Thousands of Tunisians cast ballots in Canada
Hundreds of people lined up in Montreal Saturday morning for their chance to elect their homeland's new general assembly.
"I am so happy, you cannot imagine," said Ahlem Braham, who cast her vote at one of the three polling stations set up in Montreal and Ottawa.
It is the first time . . . it is a dream for us.
A former French colony, Tunisia has had only two presidents in the 54 years since gaining independence in 1956.
It’s been nine months since the so-called Jasmine Revolution drove president Zine el-Abidine Ben Ali out of the country, sparking a pro-democracy movement that quickly spread across the region.
The new elected assembly will be tasked with appointing a government and drafting a new constitution.
A proportional representation system will likely mean that no political party will dominate the assembly, which is expected to be divided roughly between the moderate Islamic Ennahda party, centrist parties and left-wing parties.

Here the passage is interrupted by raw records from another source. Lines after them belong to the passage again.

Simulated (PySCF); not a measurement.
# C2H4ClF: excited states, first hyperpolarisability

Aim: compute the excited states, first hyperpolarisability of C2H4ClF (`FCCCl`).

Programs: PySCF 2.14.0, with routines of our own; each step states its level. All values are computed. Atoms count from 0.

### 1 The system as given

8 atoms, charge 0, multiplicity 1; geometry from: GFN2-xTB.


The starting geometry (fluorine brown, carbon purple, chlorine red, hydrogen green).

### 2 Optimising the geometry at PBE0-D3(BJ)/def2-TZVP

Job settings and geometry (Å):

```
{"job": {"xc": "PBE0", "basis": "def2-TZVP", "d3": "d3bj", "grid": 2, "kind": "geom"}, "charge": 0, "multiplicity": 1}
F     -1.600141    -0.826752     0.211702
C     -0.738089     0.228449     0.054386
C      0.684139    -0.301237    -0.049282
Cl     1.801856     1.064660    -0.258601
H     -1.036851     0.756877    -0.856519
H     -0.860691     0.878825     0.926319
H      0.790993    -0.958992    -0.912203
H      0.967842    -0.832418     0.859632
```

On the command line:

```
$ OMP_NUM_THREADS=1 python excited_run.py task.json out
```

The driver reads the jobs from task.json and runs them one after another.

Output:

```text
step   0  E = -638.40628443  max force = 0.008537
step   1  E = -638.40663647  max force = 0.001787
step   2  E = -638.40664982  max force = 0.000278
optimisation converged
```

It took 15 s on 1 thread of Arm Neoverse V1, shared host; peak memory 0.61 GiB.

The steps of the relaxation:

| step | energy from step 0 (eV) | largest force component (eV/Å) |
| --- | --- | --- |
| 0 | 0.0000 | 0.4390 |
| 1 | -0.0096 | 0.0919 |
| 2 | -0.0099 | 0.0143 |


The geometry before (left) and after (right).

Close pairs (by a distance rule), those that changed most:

Voters in each of the country's 33 districts – six of which are abroad – have a choice of between 40 and 80 electoral lists, consisting of parties and independent candidates.
It's a long way from previous elections when voters only had to take the red ballot for the ruling party, place it in an envelope and drop it in the ballot box.
"I hadn't really a choice," Marouan Ouir, who cast his vote in Montreal, said of the last time he voted in a Tunisian election.
"There was only one choice to vote for."
Ex-pats vote in 24 regions
Many Tunisians living in Canada did not think they would get the chance to vote after the federal government said in September it would not allow the Tunisian embassy to open polling stations. That decision was overturned last week.
Votes cast in Canada will be added to ballots from Tunisians in 23 other regions around the world.
They’ll all be collected in Montreal. The final results will elect two representatives to the Tunisian assembly.